Baseball Musings
Baseball Musings
October 29, 2004
Hot Hand

The Sports Economist tries to use the Red Sox post-season win streak as an argument for team streakiness existing. I believe he makes a flaw in relating probability to outcomes in one area, however.


The conventional wisdom in the academic literature is that psychologists and behavioral economists have debunked the "myth of the hot hand," i.e. that players or teams are subject to streaky performance. Performance is just a random walk, they say. I don't buy it. The Red Sox were on a roll.

Note: The odds against LLL-WWWW-WWWW in a sequence of coin flips are 2047 to 1. Yes, Sox fans, deliverance from the curse of 1918 was a near miraculous event.


The problem is, any eleven game sequence that resulted in 8 wins for the Red Sox would have the exact same probability. So, if the LCS-WS went like this:

WLWLWWWWLWW

the odds of that would be 2047 to 1, but no one would consider it miraculous, since the Sox never trail in either of the two series. In fact, the odds of winning 8 out of 11, if the teams are evenly matched, is .113, a little better than 10%.

If you want to know the probability of the miracle, you have to start from where the Red Sox are down 3 games to 0. At that point, they have a 6.25% chance of winning the LCS. To win the championship, they have to win the LCS (6.25) and the Series (50%), so the chance of them winning everything at that point is 3.125%, or about 1 in 33. Those are low odds, and a comeback against them is certainly impressive. I don't know how many people would draw the miracle line there, however.

I also don't buy his "hot hand" argument. The Red Sox won 11 of 14 games played in the post season. The 95% confidence interval for a 14 game stretch is 3 to 11, so I'm not ready to reject the hypothesis that the Red Sox played teams that were evenly matched against them. I don't see any evidence that it was not a random occurance.


Posted by David Pinto at 10:01 AM | World Series | TrackBack (0)
Comments

Excellent point about the distribution of the wins.

I built a little simulator that simulated 100,000 ALCS series using the log5 formula and found the Red Sox coming back from 3-0 4.5% of the time. Those odds are a little less than your 6.25% I assume because the Yankees have a better chance of winning their home games than do the Red Sox using log5.

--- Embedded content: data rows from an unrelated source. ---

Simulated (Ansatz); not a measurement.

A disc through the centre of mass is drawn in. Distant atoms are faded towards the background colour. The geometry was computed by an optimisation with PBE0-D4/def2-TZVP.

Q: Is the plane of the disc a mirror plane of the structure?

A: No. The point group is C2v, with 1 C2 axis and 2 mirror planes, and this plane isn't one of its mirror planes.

http://danagonistes.blogspot.com/2004/10/how-probable-was-bosox-comeback.html

Posted by: DanAgonistes at October 29, 2004 10:53 AM

I've had a chance to check my trusty stats book from days of yore (Walpole and Myers, 1985). The probability of having only 2 runs in a sequence of eleven trials, i.e. one run of Ls and one run of Ws, where either outcome is equally likely, is .012. That "p-value" is sufficiently low to reject the null hypothesis at the 95% confidence level, the standard used by David in his critique of my original post. Skeptics may wish to employ a higher standard of proof, but it's good enough for me. Indeed, Walpole and Myers employ a similar example from a twelve trial sequence, and state that "a sample containing only two runs is most unlikely to occur from a random selection process."

I continue to believe the Red Sox post-season performance was streaky.

Posted by: Skip at October 29, 2004 11:55 AM

What would you say was the probability of the Sox winning it all at the moment when they were headed to the bottom of the 9th in Game 4 of the ALCS, down 4-3 to the Yanks w/ Rivera coming in?

It's really just the same calculation you just did, except that we'd need to change the 0.5 probability of the Sox winning game 4 (which it presumably was before the game started) to something much smaller. That's the question then -- how often does a team win a game when Rivera is on the mound protecting a 1-run lead in the 9th?

My guess would be that the 0.5 becomes more like 0.05 (purely a guess), which makes the probability of winning it all (including the sweep in the Series) 1/10th of the 3.125%.

Fun stuff!

Posted by: Dan Moriarty at October 29, 2004 03:23 PM

Also Dan, if you factor in the Sox making eight errors and still winning the first two games against the Cards to keep the streak going, it gets silly.
I would conclude that it was destiny and destiny is always 100%

Posted by: steve g at October 30, 2004 09:26 AM

Short mathy discussion of probabilities with Rivera coming in @ Baseball Primer.

Posted by: Danil at October 31, 2004 10:04 AM

Does the 95% confidence factor in that it was impossible for the Red Sox to win 12, 13, or 14 of 14? The maximum games won was 11, but it those wins could have come in up to 19 games maximum. I'm not a probability person, it just doesn't seem right.